10.5. Restoring and Recovering Resources
While an incident response is in progress, the CERT team should be investigating while working toward data and system recovery. Unfortunately, it is the nature of the breach which dictates the course of recovery. Having backups or offline, redundant systems during this time is invaluable.
To recover systems, the response team must bring any downed systems or applications back online, such as authentication servers, database servers, and any other production resources.
Having production backup hardware ready for use is highly recommended, such as extra hard drives, hot-spare servers, and the like. Ready-made systems should have all production software loaded and ready for immediate use. Only the most recent and pertinent data needs to be imported. This ready-made system should be kept isolated from the rest of the network. If a compromise occurs and the backup system is a part of the network, then the purpose of having a backup system is defeated.
System recovery can be a tedious process. In many instances there are two courses of action from which to choose. Administrators can perform a clean re-installation of the operating system on each affected system followed by restoration of all applications and data. Alternatively, administrators can patch the offending vulnerabilities and bring the affected system back into production.

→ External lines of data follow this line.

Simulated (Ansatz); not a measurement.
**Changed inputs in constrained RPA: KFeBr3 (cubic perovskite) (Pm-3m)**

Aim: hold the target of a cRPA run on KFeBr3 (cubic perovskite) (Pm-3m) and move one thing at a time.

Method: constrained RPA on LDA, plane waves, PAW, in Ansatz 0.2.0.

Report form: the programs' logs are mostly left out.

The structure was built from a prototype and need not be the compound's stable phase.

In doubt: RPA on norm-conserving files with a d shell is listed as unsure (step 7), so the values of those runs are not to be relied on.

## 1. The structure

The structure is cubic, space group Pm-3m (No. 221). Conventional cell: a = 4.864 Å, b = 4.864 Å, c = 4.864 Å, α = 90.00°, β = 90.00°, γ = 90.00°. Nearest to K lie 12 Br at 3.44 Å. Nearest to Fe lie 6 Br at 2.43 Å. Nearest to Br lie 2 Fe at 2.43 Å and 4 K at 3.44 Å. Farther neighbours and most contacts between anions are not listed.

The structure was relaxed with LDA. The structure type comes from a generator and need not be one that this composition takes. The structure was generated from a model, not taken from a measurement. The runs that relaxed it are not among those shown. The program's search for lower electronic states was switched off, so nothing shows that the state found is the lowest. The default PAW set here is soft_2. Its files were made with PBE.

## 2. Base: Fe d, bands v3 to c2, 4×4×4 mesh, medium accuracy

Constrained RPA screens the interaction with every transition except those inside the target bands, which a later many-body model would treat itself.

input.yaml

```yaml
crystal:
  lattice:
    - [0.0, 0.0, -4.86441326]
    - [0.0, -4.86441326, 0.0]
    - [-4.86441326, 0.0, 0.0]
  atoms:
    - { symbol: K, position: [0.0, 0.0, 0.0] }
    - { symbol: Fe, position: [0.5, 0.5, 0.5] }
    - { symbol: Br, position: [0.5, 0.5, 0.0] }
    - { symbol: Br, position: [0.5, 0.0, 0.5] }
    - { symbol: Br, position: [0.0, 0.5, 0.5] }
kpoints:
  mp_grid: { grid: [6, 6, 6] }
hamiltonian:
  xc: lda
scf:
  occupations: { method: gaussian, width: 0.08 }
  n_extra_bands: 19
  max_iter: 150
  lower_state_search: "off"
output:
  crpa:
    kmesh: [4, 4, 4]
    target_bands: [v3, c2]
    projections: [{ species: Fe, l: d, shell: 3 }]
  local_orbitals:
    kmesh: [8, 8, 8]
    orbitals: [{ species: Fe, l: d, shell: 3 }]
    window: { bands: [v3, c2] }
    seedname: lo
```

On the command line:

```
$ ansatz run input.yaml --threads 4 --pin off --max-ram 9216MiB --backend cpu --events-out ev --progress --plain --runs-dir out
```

10.5.1. Reinstalling the System
Performing a clean re-installation ensures that the affected system is cleansed of any trojans, backdoors, or malicious processes. Re-installation also ensures that any data (if restored from a trusted backup source) is cleared of any malicious modifications. The drawback to total system recovery is the time involved in rebuilding systems from scratch. However, if there is a hot backup system available for use where the only action to take is to dump the most recent data, system downtime is greatly reduced.